NMR relaxation and rattling phonons in type-I Ba₈Ga₁₆Sn₃₀ clathrate

Clathrates are materials with oversized polyhedral cages and guest atoms loosely bound inside. Type-I clathrates are based on the $A_{8}X_{46}$ structure, where $X$ stands for the cage atom and $A$ is the guest atom (Ba, Eu, Sr etc.). Group IV clathrates with cages formed by Ga, Ge, Sn and Si atoms are particularly well studied examples. Recent investigations of such intermetallic clathrates showed excellent thermoelectric propertiesSales et al. (2001); Nolas et al. (1998); Deng et al. (2010); Snyder and Toberer (2008); Christensen et al. (2010). This is especially interesting for the group IV elements given their great potential in the modern semiconductor industry Fujita et al. (2006); Avila et al. (2006). Research on the framework and caged atomic motions has also shown anomalous vibrational properties and their connection to the electronic behavior Biswas and Myles (2007); Nowaczyk et al. (2009). Understanding the guest atom vibration modes, often called ”rattling”, has been considered to be one of the most important ways to reveal the essence of these phenomena. Many methods including Raman scattering Takasu et al. (2006, 2010), inelastic neutron scattering Christensen et al. (2008), optical conductivity Mori et al. (2011, 2009), NMR relaxation Gou et al. (2005) and theoretical calculations Dong et al. (2000); Madsen and Santi (2005) have been reported to analyze the rattling atoms in clathrates using different models.

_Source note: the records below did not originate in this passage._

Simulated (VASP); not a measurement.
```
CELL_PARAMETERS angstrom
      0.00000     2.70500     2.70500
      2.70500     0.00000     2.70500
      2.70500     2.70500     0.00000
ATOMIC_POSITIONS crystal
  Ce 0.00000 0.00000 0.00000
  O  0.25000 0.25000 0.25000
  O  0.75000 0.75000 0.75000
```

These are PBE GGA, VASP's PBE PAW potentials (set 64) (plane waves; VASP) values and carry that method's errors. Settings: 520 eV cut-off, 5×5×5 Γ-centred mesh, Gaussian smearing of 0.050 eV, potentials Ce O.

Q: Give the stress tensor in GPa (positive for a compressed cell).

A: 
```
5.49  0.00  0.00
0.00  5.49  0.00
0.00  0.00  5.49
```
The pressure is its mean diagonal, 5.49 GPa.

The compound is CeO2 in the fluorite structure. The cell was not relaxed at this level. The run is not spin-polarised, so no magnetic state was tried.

During the last few years, ultra-low lattice thermal conductivity ($\kappa_{L}$) and glasslike thermal behavior have been discovered in particular in type-I Ba₈Ga₁₆Sn₃₀ Deng et al. (2010); Avila et al. (2008); Suekuni et al. (2010). The rattling of guest atoms in the larger of its two structural cages has been confirmed to have close connection to those properties Avila et al. (2008); Suekuni et al. (2010). Anharmonic oscillators have also been used as trial models for the rattling phonons to analyze the thermoelectric properties and NMR relaxation behavior of other similar materials Mahan and Sofo (1993); Yoshida et al. (2007); Dahm and Ueda (2007). In this paper, we discuss the NMR relaxation behavior and guest atomic motion of Ba₈Ga₁₆Sn₃₀ clathrates. A Raman process involving local vibrational modes, which is responsible for the NMR quadrupolar relaxation, will be discussed. Simple one and two dimensional anharmonic potentials will be introduced to model the anharmonic local oscillators. The shape and energy levels of these potential wells will be obtained by matching the simulations to the NMR experimental results.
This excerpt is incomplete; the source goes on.